How machines can help us discover overlooked films

Feeling like I’d burned through my standard sources for movie recommendations, I recently decided to turn to box office failures. I was seeking out an automated way to explore the world of such movies and find “overlooked” films that are actually very good, but were ignored in theaters and dismissed by critics.

Using Nathan Rabin’s popular “My Year of Flops” series on The AV Club and follow-up book as a starting point, I designed an algorithm to predict whether a box office failure is actually a film worth seeing. The algorithm examines multiple aspects of a movie’s cultural response to make its prediction – such as applying sentiment analysis to capture the tone of reviews, and understanding whether critics and audiences responded differently to a movie. The output is a list of 100+ movies released over the past decade with high likelihood of being quality, “overlooked” films.

Here’s how it works…

THE POWER OF “OVERLOOKED” FILMS.

In 1994, Forrest Gump made over $300M at the domestic box office, won six Oscars, and spawned a murderer’s row of pop culture references.

The Shawshank Redemption also came out that year. It had a confusing name, won exactly zero Oscars, and made only $16M in its initial run – an amount outdistanced by House Party 3, Kid ‘n Play’s capstone installment in their “living-situation-oriented festival” trilogy.

Yet flip on TNT on a random Saturday night, and you’re more likely to be greeted by Andy and Red than by Forrest and Jenny.
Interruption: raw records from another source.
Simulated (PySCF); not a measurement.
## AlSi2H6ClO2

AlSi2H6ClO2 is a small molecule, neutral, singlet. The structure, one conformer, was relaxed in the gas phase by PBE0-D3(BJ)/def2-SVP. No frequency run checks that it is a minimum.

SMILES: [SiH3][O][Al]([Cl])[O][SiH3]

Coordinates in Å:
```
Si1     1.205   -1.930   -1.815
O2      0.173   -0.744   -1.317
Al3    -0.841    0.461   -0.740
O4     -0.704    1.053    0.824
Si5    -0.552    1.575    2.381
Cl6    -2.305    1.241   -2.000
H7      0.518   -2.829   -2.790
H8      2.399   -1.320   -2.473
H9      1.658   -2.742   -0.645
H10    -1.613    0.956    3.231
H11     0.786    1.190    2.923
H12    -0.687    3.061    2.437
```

Because it flopped in theaters, people had to discover Shawshank organically on video. And not only did its reputation grow, but fans felt a sense of personal ownership and evangelism. Nearly everyone I know who’s seen the movie first watched it because of a recommendation, and fiercely loyal IMDb users have even rated it the best movie of all time.

One of the earliest Amazon.com customer reviews for The Shawshank Redemption.

There’s a special power to great films that people have to discover – to the quality movies that bombed (or even simply disappointed) at the box office while still in theaters.

People want to talk about these types of movies, often even more so than movies that are equally good but more well-known. Unlike hit movies that already have high awareness, “overlooked” movies make you want to tell your friends with a sense of urgency – “You have to check this out, trust me.” When you told your friends to see Office Space, or Zoolander, you were helping someone find something great that they never would have known about. You were growing the pop culture pie.

So why is it so hard to actually discover these overlooked films? Well, the reality is that most flops are flops for a reason – they aren’t very good. Who wants to spend an afternoon gutting through scenes like this to find out if Catwoman is actually a worthwhile film?

(Spoiler alert: No, it isn’t. It’s a terrible, terrible film.)

ENTER NATHAN RABIN’S “MY YEAR OF FLOPS” SERIES.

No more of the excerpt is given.